High side LED dimmer

Trying to dim a set of LED lit Autometer car gauges. The O2 gauge has no access to the low side so the N mosfet I had working on the rest of the gauges does not work on the O2 gauges. I have tried the attached circuit but it does not seem to work correctly. Is there a board available to control LED brightness from the high + side?

it does not seem to work correctly.

If you want help on this forum, you will have to explain things more accurately than that. We are not psychics.

Why that MOSFET? It can switch 47A @ 60V. Do you really need something like that to switch an illumination led? What MOSFET are you using for the other gauges, and are you using one MOSFET for many gauges or one for each?

The high side driver I posted was the only one I could find that I had the parts for right off the bat. I was hoping someone on here would have already done something similar that they had a circuit for or possibly there was a shield available already.

I started with a low side dimmer using an N mosfet that worked really well until I realized there was no access to the low side for the O2 gauge.

There are 6 gauges total. Draw is approx 205mA to light the gauges. The only way to dim these 12v gauges is PWM on the high side. Is there a simple circuit I could build to control these gauges?

Does it work as in the diagram?
i.e. by simply applying 5v to the "pin 5v" .(and ground naturally)

Oh for pete's sake, circuit works fine, the 2N3904, brand new, was toast. Should have known always check the simple things first.

Thank you BlueJets for the suggestion to check with 0v and 5v direct. soon as that didn't change anything I knew the trans was toast.
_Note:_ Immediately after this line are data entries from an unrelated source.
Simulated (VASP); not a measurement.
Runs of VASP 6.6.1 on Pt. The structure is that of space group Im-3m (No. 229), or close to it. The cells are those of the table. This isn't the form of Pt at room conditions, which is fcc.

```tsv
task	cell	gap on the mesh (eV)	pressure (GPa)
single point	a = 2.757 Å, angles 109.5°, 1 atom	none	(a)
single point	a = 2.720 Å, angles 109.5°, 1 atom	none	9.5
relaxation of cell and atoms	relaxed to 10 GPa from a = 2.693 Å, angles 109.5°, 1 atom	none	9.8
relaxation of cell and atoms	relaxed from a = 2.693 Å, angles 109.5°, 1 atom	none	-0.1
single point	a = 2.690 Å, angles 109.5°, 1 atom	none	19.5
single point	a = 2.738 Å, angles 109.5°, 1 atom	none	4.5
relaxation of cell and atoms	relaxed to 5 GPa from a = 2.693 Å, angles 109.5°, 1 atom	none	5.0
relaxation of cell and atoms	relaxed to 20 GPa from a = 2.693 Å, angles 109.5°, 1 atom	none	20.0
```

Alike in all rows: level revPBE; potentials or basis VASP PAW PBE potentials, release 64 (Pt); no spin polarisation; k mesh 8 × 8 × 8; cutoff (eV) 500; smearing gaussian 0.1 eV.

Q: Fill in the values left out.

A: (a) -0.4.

Maybe someone else can use this circuit for dimming LED's on the high side. What kind of max current could this circuit control? I have an RV that I was going to Arduino as well and it has a bunch of 12v puck lights that could use a dimmer!

Thank you all for your reply's!

Slider69:
What kind of max current could this circuit control?

See post #1. Of course if you put even half that maximum current through it, you should add a heatsink.

For 250mA, that MOSFET is way overkill. An ordinary pnp transistor like bc327 will be adequate.